Dominique Emerson became Langley’s newest city councilwoman on Tuesday.
Emerson, a longtime city resident and business owner, was appointed to fill the vacancy left by Robin Black earlier this month in a 3-1 vote during the council’s regular meeting. She was nominated by Councilwoman Rene Neff, got a second from Councilman Bruce Allen and final support from Councilwoman Ursula Shoudy, who was elected to her first term in November.
Councilman Thomas Gill was the only one who didn’t vote for Emerson, instead casting his supporting for Aaron Simpson. He and Frank Rose were the other two people who applied for the vacancy.
“This was gut wrenching,” Neff said to the candidates and small crowd of about a dozen after the vote.
“I almost thought about resigning myself so two of you could join,” she added.
All three candidates — Emerson, Rose and Simpson — were well known to the council. Emerson has served on the planning board since 2012. Rose has led the Langley Arts Commission since its inception in 2014. And Simpson served on the planning board until resigning for work commitments last year.
The selection process was largely open to the public, with council members interviewing the candidates in open session. Each were asked 10 questions about their backgrounds, temperaments, thoughts on the council’s role in the city, and visions for the next 10 to 20 years.
Emerson spent most of her professional career in the computer engineering industry, having run a consulting company out of Langley between 1989 and 2000. She then turned her attention to landscaping as the owner of Langley-based Custom Landscape Solutions.
Her experiences in Langley shaped her vision for the city for the next 10 and 20 years; she wants to focus on limited growth within city limits and improving quality of life for residents. One of her main ideas was to make it a more pedestrian-friendly city where families want to settle for their home and place of work to “get out of our cars more.”
Related to that vision, Emerson said affordable housing, business growth and utilities expansion in city limits were some of the most pressing long-range issues for Langley.
“Really start to focus on getting the sewer, stormwater services to especially the Decker/Furman area,” she said.
She joined the city’s shoreline advisory committee to help draft the shoreline master program which was approved in 2013. Emerson was appointed to the planning board in 2012, which has worked diligently this past year to update the city’s comprehensive plan.
“I’m a hard worker,” Emerson said. “I get on a board or committee and I’m in for life.”
Langley Mayor Tim Callison, who is also new to office since his election this past November, said one condition of her council appointment is that she must resign from the planning board.

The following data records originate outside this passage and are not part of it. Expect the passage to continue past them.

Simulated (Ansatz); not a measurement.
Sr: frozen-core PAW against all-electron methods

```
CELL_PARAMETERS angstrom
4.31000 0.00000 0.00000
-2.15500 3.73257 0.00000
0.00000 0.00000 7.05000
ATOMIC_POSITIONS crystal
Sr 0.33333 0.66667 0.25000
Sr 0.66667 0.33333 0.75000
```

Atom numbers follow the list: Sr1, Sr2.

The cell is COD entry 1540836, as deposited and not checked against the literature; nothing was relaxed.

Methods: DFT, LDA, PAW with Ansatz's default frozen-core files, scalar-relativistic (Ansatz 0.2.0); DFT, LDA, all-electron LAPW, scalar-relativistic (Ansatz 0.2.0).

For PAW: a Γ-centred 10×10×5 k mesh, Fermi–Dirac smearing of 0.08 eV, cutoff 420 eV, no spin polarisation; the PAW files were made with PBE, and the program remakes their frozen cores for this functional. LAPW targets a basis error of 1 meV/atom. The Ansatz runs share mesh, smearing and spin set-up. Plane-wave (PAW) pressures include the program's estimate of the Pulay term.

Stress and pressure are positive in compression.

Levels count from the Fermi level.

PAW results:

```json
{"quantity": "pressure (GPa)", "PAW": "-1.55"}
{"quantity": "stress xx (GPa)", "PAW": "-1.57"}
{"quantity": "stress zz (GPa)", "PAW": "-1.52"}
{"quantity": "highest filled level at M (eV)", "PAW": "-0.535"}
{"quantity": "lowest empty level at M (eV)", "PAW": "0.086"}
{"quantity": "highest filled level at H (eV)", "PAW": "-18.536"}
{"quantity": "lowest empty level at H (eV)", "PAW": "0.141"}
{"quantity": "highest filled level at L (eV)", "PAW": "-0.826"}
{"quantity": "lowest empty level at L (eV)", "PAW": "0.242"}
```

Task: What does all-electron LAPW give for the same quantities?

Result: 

The council and Callison met for a 30-minute executive session to discuss the three candidates who applied to serve in the recently vacated position. After which the council voted in Emerson, who joined the other four members at the table.
The position to which she was appointed will last until 2017, at which point she will have to seek election to fill out the four-year term. Black previously held the position, but resigned as part of a campaign promise that if her husband, Callison, was elected mayor she would step down to alleviate voiced concerns about a conflict of interest.